An interpretation of this query graph would be,

  • At node1 search the child data items of the context item, for each item found
    • If the item matches the pattern 'a' continue at Node 2 (with the matching node as the new context data item)
  • At node2 search the child data items of the context item, for each item found
    • If the item matches the pattern 'b' save the location of this item to R1 & R3; continue with next item
    • If the item matches the pattern 'c' save the location of this item to R2 & R3; continue with next item
    • If the item matches the pattern '*' save the location of this item to R3; continue with next item

PMap query boundary

XPath expressions predicates can contain any XPath expression thus it is not feasible to evaluate them in the general case as part of a query search. However, in some cases it is possible to "inline" the predicate handling directly within the PMap search. For example, in "a[@id='foo']/b" the query structure could be built as in Fig. 5. As shown in the PMap query graph, the search will transit from node2 to node3 only when the predicate is true for the current node 'a', and it will be backtrack to node1 after all attribute node are checked.

Figure 5: PMap query graph for expression "a[@id='foo']/b"
[Link to open this graphic in a separate page]

In the general case the PMap query results are post-processed to correct for predicates that were not handled directly. To achieve this, the query results store context information around the parts of an expression that have predicates in them. Care has to be taken with this approach as it can create many intermediate results that need post-processing. Work is ongoing to find the ideal split between evaluation via the PMap and the post-processing stages to limit this effect.

In some use cases, mainly related to document classification using XPath it is desirable not to wait for completion of a query to report results. We term the process of reporting quickly as early matching. This is achieved in the current implementation via a static analysis that inserts callback instructions into the PMap query graph as needed.


The XPath processing module needs to provide the matched nodes as a result set (a nodeset) in a way that that is efficient for an XSLT processor or other usages. Ideally we would like nodesets to be represented as an array as that would allow for minimal iteration costs and help improve memory locality. However, as our XPath module processes multiple XPath expressions simultaneously, the results for each expression are interleaved.

A simple scheme to handle this issue would be to reorganize the results during post-processing. The solution can work well when the document scanning cost is high but in XSLT many XPath expressions are relatively trivial to evaluate and are used on small documents leading to the cost to reorganize being large relative to the search cost.
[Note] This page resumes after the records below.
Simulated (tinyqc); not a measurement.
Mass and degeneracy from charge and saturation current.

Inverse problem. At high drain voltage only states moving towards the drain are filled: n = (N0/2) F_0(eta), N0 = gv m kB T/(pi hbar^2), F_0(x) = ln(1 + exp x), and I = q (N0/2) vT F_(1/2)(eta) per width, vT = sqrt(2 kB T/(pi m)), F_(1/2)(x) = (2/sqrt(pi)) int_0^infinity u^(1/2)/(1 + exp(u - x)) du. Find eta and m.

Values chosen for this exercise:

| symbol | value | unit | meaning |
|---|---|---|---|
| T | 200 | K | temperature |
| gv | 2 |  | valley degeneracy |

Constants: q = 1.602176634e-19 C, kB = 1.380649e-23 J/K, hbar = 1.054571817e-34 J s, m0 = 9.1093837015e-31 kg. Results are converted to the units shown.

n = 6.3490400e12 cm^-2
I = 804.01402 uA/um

The wide variability in the types and hence costs of XPath evaluation motivated us to modularize the XPath engine (which was previously considered part of the XSLT processor for efficiency reasons), so that it can provide an iterator API for accessing the results of processing. This allows the XPath module to select different data organizations strategies for different scenarios by using dynamic profile information gathered on previous results sets. The storage model become adaptive to the type of evaluations it is being asked to perform to minimize the impact of result interleaving and associated access costs.

Modularizing the XPath processing component also provides a number of other benefits for internal development and third party integration and more importantly in our context for integration with future hardware XPath engines. We are particular pleased to find that efficient use of the PMap approach requires a better code organization that frees us from compromising modularity to achieve our performance goals.

Current results

We first did the experiments to study how the record representation impacts the XPath search performance and how much the simultaneous XPath processing can help on XPathMark benchmark. We also carried out a series of experiments to compare the newly constructed XSLT processor to the original object model based XSLT processor. The experiment environment is as below:

OS, Red Hat Enterprise Linux AS release 4, 2.6.9-42.ELsmp
Woodcrest 2.66G with 4 CPUS, 4M cache, 3G RAM
icc9.1.038, multi-threaded release build

In our experiment, we used the performance measurement methodology similar to that used by Intel® XSLT Accelerator 1.1 [PerfMeasure 07].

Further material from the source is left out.